About Data Labeling

Find out about Data Labeling, what it is and how to use it.

Data labeling is the process of identifying properties (labels) of documents, text, and images (records), and annotating (labeling) them with those properties. The topic of a news article, the sentiment of a tweet, the caption of an image, important words spoken in an audio recording, the genre of a video are all examples of a data label.

Many machine learning techniques require labeled data before they can be used to train machines to complete an autonomous task. Data labeling is thus an integral part of an Artificial Intelligence (AI) or Machine Learning (ML) project.

Data Labeling lets you create and browse datasets, view data records (documents, text, and images), and apply labels to build AI/ML models. Datasets can be exported as line-delimited JSON for use in machine learning model development. Datasets are accessible and interoperable across other Data and AI services to support supervised training. For example, Oracle Cloud Infrastructure Language can be used to create specialized models, but only if labeled data is available for training the model. Data Labeling lets you quickly start labeling raw datasets with a minimal number of configuration steps. Thus, it also provides the data labeling experience for Oracle Cloud Infrastructure AI services.

More information on the supported file types and content types for documents, text, and images is given in Supported File Formats.

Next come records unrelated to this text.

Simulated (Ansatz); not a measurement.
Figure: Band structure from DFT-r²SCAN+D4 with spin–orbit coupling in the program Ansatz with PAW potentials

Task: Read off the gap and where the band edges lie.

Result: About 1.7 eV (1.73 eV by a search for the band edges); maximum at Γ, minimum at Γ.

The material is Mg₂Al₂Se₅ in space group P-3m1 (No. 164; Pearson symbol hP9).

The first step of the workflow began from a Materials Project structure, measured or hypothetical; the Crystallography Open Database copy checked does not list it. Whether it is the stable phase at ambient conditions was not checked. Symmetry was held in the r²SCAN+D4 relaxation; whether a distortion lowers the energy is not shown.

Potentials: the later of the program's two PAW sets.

Datasets are the core resource available in Data Labeling. They consist of data records and their associated labels. Data records represent a document, a single image, or a piece of text. Labels are strings of text, which become annotations when associated with a data record. Annotations have other associated data, for example, with object detection, bounding box coordinates. Data records can exist without an annotation. Datasets can be exported as a JSON manifest for use as an input to machine learning model development.

Watch a video introduction to the service..
To use Data Labeling:
  1. Set it up, including creating buckets in Object Storage and setting up your user policies.
  2. Create a dataset.
  3. Generate records in your dataset.
  4. Add labels to your documents, images, or pieces of text.
  5. Export the dataset to Object Storage for use elsewhere.